FreedomTwr1It was a horribly hot and humid summer day as we made our way from the subway in lower Manhattan towards the Freedom Tower and 9/11 Memorial at Ground Zero. My 16-year-old son and his friend were with me, taking a day to explore parts of the city yet unknown to them.

As we entered the fencing area around the Memorial, making our way closer, I could feel the memory of that horrible day returning. I could also feel the energy of the people who lost their lives, could “see” the ghosts flying around in the air wondering why people couldn’t see them.

Unbidden, tears began to drip out of my eyes and down my face. I fumbled in my bag for a tissue to wipe the flow. I was finding it hard to breathe, hyperventilating a bit as the energy of these souls swirled around me. Yes, I could feel you, dear ones. I called in my angels to walk with me as we made our way forward, breathing in and blowing out to infuse love into this space. The tears just kept coming as we rounded the fencing, and I saw the Memorial in front of me for the first time in the flesh.

We walked to the marble surround into which the names of those who perished that day were engraved. I found it unsettling watching smiling people taking selfies with the Memorial behind them, as if it was anything other than a gravesite for the many people who perished there that fateful day.

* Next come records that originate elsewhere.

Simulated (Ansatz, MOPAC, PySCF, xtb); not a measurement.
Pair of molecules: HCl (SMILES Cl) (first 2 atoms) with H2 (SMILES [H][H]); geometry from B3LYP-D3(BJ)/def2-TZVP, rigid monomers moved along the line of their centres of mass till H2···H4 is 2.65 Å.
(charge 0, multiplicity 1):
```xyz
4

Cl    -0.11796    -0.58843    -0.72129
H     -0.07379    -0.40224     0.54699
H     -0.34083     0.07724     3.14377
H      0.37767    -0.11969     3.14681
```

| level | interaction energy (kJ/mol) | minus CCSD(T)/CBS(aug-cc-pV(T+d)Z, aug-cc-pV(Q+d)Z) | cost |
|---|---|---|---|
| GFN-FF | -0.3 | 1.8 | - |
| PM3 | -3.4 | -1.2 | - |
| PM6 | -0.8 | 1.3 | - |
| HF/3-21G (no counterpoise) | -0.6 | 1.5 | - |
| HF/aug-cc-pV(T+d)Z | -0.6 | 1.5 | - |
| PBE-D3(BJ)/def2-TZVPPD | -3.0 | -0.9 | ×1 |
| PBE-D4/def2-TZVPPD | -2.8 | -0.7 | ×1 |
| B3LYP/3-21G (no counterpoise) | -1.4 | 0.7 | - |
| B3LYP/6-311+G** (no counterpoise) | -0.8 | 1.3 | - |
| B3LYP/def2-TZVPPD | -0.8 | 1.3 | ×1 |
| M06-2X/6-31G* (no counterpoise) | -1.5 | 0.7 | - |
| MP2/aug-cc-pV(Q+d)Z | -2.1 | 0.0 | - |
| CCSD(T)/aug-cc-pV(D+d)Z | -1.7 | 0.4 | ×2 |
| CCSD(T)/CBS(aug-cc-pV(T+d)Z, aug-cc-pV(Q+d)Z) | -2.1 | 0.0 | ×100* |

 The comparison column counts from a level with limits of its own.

I placed my hand on the marble over names of men I hadn’t known, feeling them, feeling their confusion and their sense of loss for life cut short. I felt all of those who left us that day and, right then and there, I bawled my eyes out for every one of them, with people I didn’t know all around me, my body bent over with grief in the sunshine.

The boys stood quietly next to me, letting me feel what I was feeling, steady and reverent, as I remembered that day of hate and what hate can do. Remembering the hate without hating. Remembering that the only remedy for the flow of hate is love. In me. Through me. As me. I stood in love with those that died that day. I brought love to the souls still there who haven’t yet been able to cross over. And I sent love to the souls of the men who brought the hate that day and sacrificed their lives for no good reason.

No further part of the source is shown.